There's one more trick to this cohort event logging: traceability. That's the topic for next time.

The heart of every successful agile or iterative process is thoughtful measurement and refinement. This requires measurement. In software development terms, you might ask "Can we deploy features more quickly?" or "Can we provide more accurate estimates?" or "Can we improve quality and reduce defects?"

In business terms—especially in startups and other small businesses searching for niches and customers and revenue—you might ask "How can we improve customer engagement?" and "How can we improve our rates of visitor to paying customer conversion?"

I've been experimenting with something called cohort analysis lately. The results are heartening. In short, you instrument your code to record notable user events. Then you analyze them.

I started by adding a single table to my database:

CREATE TABLE cohort_log
(
    id         INTEGER      PRIMARY KEY AUTOINCREMENT,
    usertoken  VARCHAR(255) NOT NULL,
    day        INTEGER      NOT NULL,
    month      INTEGER      NOT NULL,
    year       INTEGER      NOT NULL,
    event      TEXT(25)     NOT NULL,
    notes      VARCHAR(255) DEFAULT ''
);

A user may generate multiple events. Every event has a canonical name. I haven't made these into a formal enumeration yet, but that's on my list. Every event has a token I'll explain soon. Every event also has a notes field for additional information, such as the user-agent string for the "new visitor has appeared" event or the name of the offending template for the "wow, there's a bug in the template and the system had to bail out this request!" event.

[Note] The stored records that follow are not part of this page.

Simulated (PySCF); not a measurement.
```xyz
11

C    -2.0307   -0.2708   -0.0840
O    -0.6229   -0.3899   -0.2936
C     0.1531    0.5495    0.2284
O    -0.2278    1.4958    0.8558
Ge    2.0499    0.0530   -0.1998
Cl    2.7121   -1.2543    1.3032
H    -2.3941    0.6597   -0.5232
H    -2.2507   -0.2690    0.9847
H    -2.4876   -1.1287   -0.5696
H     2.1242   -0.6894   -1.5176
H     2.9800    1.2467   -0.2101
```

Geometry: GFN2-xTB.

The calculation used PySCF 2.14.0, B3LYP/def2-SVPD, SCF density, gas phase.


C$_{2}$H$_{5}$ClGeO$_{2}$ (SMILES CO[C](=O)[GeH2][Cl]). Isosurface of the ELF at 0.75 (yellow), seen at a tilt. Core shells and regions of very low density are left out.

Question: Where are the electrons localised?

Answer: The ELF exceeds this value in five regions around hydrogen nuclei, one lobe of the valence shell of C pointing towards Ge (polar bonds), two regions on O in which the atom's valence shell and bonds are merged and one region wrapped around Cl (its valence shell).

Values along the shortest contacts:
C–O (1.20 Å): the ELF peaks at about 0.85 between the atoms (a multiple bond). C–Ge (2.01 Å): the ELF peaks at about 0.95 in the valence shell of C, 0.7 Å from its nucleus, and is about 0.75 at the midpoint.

(Separating the timestamp into discrete components is a deliberate denormalization I don't necessarily recommend for your uses. There's a reason for it, but I won't tell you which side of the argument I argued.)

I use DBIx::Class to help manage our data layer, so I have a CohortLog class. The resultset includes several methods to help generate reports, but it also has a special method to insert a new event into the table:

=head2 log_event

Given a hash reference containing key/value pairs of C<usertoken>, C<event>,
and optionally C<notes>, logs a new cohort event. Throws an exception without
both required keys.

=cut

sub log_event
{
    my ($self, $args) = @_;

    do { die "Missing cohort event parameter '$_'\n" unless $args->{$_} }
        for qw( usertoken event );

    my $dt    = DateTime->now;
    $args->{$_} = $dt->$_ for qw( year month day );

    $self->create( $args );
}

This automatically inserts the current (timezone-adjusted) time values into the appropriate columns. (Again, a good default value in the database would make this work correctly, but we're sticking with this tradeoff for now.)

I added a couple of methods to the Catalyst context object so as to log these events:

=head2 log_cohort_event

Logs a cohort event. At the end of the request, these get cleared.

=cut

sub log_cohort_event
{
    my ($self, %event)  = @_;
    $event{usertoken} ||= $self->sessionid || 'unknownuser';

    push @{ $self->cohort_events }, \%event;
}

=head2 log_cohort_template_error

Turns the previous cohort event into a template error.

=cut

sub log_cohort_template_error
{
    my $self     = shift;
    my $template = $self->stash->{template};
    my $page     = $self->stash->{page} || '';
    my $event    = @{ $self->cohort_events }[-1];

    $event->{event}  = 'TEMPLATEERROR';
    $event->{notes} .= $template . ' ' . $page;
}

=head2 record_cohort_events

=cut

sub record_cohort_events
{
    my $self          = shift;
    my $events        = $self->cohort_events;
    my $cohort_log_rs = $self->model( 'DB::CohortLog' );

    for my $event (@$events)
    {
        $cohort_log_rs->log_event( $event );
    }

    @$events = ();
}

The most important method is log_cohort_event(), which takes named parameters corresponding to the cohort's data. The token associated with each event comes from the user's session id. (You can see a couple of flaws to work around, namely that some requests have no session information, such as those from bots and spiders, and that session ids may change over time. There are ways to work around these.)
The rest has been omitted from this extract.